Prematurity in Scientific Discovery

Scientists and historians can cite many cases of scientific and technological claims, hypotheses, and proposals that, viewed in retrospect, have apparently taken an unaccountably long time to be recognized, endorsed, or integrated into accepted knowledge and practice. Indeed, some have had to await independent formulation. (Hook 2002, 3)

(….) One may classify at least five grounds on which scientific claims or hypotheses—even those later achieving widespread recognition or endorsement—may be rejected at first offering. In addition to prematurity …, investigators may reject or choose to not follow up on a scientific report or hypothesis because (1) they are unaware of it, (2) having reviewed it, they judge it to be of no immediate relevance to their current work and therefore ignore it, (3) they harbor inappropriate prejudice against some aspect of the claim or its proponent, or (4) it appears to clash directly with their observation or experience. (Hook 2002, 4)

(….) Less readily overcome obstruction may stem from strong social forces—religious, ideological, political, and economic—that lead to challenge, rejection, or suppression. In practice, the only remedy may be to seek expression and circulation of the unrecognized, inhibited, or suppression ideas, proposals, and interventions in areas and social climates where the prohibitive factors do not reign. But in principle, in an enlightened society one may suggest some goals, some general social solutions to overcome the barriers. As obvious as they may be, I believe it worthwhile to list some of them: limitation of economic suppression of new inventions or useful technology, encouragement of ideological tolerance, opposition to implacable doctrinaire social forces, and most important tactically, attempts to disconnect the apparent implications of scientific discoveries from the feared ideological consequences. (Hook 2002, 6)

Factors related to but distinct from more global social forces concern resistance at the individual level. New scientific and technical discoveries may threaten not one’s economic welfare or ideological persuasion but rather the “psychic capital” invested in current scientific views—some involving one’s own work—challenged implicitly or explicitly by a new report. Of course the longer one has held views and invested energy in them, the more reluctant one may be to alter them. This inevitably results in conceptual inertia that some have associated with aging. And ranker reasons than those produced by hardening of cerebral arteries or of scientific beliefs may arise from prejudices of culture, nation, gender, ethnicity, or race. (Hook 2002, 6-7)
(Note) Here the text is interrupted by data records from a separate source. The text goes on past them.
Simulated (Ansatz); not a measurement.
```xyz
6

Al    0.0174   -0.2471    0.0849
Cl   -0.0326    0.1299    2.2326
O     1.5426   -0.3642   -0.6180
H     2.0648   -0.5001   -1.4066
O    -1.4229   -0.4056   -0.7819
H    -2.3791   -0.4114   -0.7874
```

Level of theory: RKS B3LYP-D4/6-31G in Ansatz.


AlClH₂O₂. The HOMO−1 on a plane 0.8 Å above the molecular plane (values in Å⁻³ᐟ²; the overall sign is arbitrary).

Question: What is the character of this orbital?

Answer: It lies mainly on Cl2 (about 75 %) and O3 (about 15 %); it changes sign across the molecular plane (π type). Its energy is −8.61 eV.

All these sources of resistance to discovery originate in what some have termed the “externalist” factors influencing science.[13] And for all the above factors, one may, in principle, suggest some types of science policies to address them. For instance, the review of work by referees without knowledge of its authors, as currently practiced by some journals, clearly diminishes effects of some types of prejudices that inappropriately inhibit publication. Editors close scrutiny of reviewers’ judgements may enable them to distinguish opinions based on wounded psychic capital from legitimate methodological objections. (Hook 2002, 7)

[13] For those not familiar with the term, it refers to factors extrinsic to the putative value-free application of the scientific method. Economic and/or social factors influencing scientific inquiry are externalist. This is opposed to an “internalist approach,” which focuses on those aspects of scientific inquiry seen traditionally as free of values except for the search for truth. The image most scientists have of the ideal working of science is of course the latter. Concern with issues of acceptance of a theory based on replication, falsification, and so on may be regarded as primarily internalist, and concern with those of class and economic factors as primarily externalist. But as has been pointed out on many occasions, it is really not possible to separate those absolutely. See, for example, Nagel 1950, esp. p. 22.